Sichynsky, Volodymyr [Січинський, Володимир; Sičyns’kyj], b 24 June 1894 in Kamianets-Podilskyi, d 25 June 1962 in Paterson, New Jersey. Architect, graphic artist, and art scholar; son of Yevtym Sitsinsky; full member of the Shevchenko Scientific Society from 1930. Having interrupted his studies at the Saint Petersburg Institute of Civil Engineers (1912–17) he helped organize the Kyiv Architecture Institute (1918–19) and served as director of the construction department of Podilia gubernia. After fleeing from Soviet rule to Lviv, he taught at the Academic Gymnasium of Lviv (1921–3) and then moved to Prague to study at Charles University (PH D, 1927) and teach at the Ukrainian Higher Pedagogical Institute (1923–33). He chaired the Library and Bibliographic Commission of the Ukrainian Society of Bibliophiles in Prague from 1927 and served as the society's president (1934–43). In 1930 he co-founded the Association of Independent Ukrainian Artists in Lviv. In 1942 he was appointed an associate professor of art history at the Ukrainian Free University. In 1944–5 he was imprisoned and tortured by the Gestapo in Prague. A postwar refugee in Germany, in 1949 he emigrated to the United States.
As an architect he adapted the styles of Kyivan Rus’ and the Cossack baroque to modern techniques and materials. He designed the Redemptorist Fathers's Church of the Holy Spirit in Michalovce (1933–4) and the Boiko-style wooden Church of the Nativity of the Mother of God in Komarnyky (1937), both in the Prešov region; the Ukrainian churches in Whippany, New Jersey (1949), and Porto União, Brazil (1951); and the Orthodox cathedral in Montreal (1957). He also designed many private and public buildings and a number of grave monuments, in which he employed folk forms of the many-armed cross, and the covers of over 70 books and journals.

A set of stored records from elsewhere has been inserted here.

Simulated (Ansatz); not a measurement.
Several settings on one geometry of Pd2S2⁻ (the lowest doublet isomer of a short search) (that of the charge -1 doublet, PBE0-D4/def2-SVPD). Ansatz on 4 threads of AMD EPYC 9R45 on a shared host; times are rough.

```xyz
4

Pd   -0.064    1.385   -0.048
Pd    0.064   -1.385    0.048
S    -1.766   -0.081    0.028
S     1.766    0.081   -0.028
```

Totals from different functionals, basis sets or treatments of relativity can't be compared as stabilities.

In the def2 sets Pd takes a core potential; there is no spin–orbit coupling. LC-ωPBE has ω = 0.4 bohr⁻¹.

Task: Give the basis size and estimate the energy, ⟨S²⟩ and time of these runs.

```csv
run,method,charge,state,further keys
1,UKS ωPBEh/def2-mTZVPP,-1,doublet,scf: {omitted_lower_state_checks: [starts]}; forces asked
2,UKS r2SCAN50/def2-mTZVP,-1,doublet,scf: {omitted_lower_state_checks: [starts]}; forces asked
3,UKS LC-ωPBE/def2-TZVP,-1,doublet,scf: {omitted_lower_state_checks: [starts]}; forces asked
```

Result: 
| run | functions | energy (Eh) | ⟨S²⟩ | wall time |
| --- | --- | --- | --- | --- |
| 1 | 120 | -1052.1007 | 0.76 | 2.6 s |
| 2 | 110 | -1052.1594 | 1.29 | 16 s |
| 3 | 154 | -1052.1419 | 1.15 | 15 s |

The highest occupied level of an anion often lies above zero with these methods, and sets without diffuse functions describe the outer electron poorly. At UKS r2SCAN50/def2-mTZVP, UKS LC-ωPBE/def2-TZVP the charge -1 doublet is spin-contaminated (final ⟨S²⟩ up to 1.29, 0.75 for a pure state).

Sichynsky systematically researched Ukrainian architecture and art, and he wrote over 500 articles and reviews. He is the author of books on 10th- to 13th-century Ukrainian architecture (1926); the history of world art to the Renaissance (a textbook, 1926, 1928); Ukrainian publishing logos (1926, 1938); the architecture of Potylych (1928), Bardejov (1931), Lavriv (1936), and the Korniakt Tower and Korniakt Building (1932), Saint George's Cathedral (1934), and Saint Nicholas's Church (1936) in Lviv; Ukrainian wooden architecture and wood carving (1936); the history of 16th- to 18th-century Ukrainian engraving (1937). He also wrote essays on the history of Ukrainian industry (1937), an introduction to Ukrainian regional studies (1937), Ukraine in Foreign Comments and Descriptions from the Sixth to the Twentieth Century (1938; English trans 1953), and books on wooden folk architecture in Transcarpathia (1940, in Czech) and Hetman Ivan Mazepa (1951). He compiled and illustrated the albums Monumenta Architecturae Ukrainae (1940, 1946; 300 illustrations) and albums of ornaments in historical styles (1940), Ukrainian historical (1943) and folk (1943, 1946) ornaments, applied art (1943), folk furniture (1945), and embroidery (1947). He also wrote booklets on artists, such as Oleksander Tarasevych (1934), Hryhorii K. Levytsky (1936), Taras Shevchenko (1937), and Heorhii Narbut (1943), and on the towns of Zboriv (1939), Bardejov (1939), and Kholm (1941). His magnum opus, on the history of Ukrainian architecture, was published in 1956. A biobibliography of Sichynsky by Ivan Keivan was published in Toronto in 1958.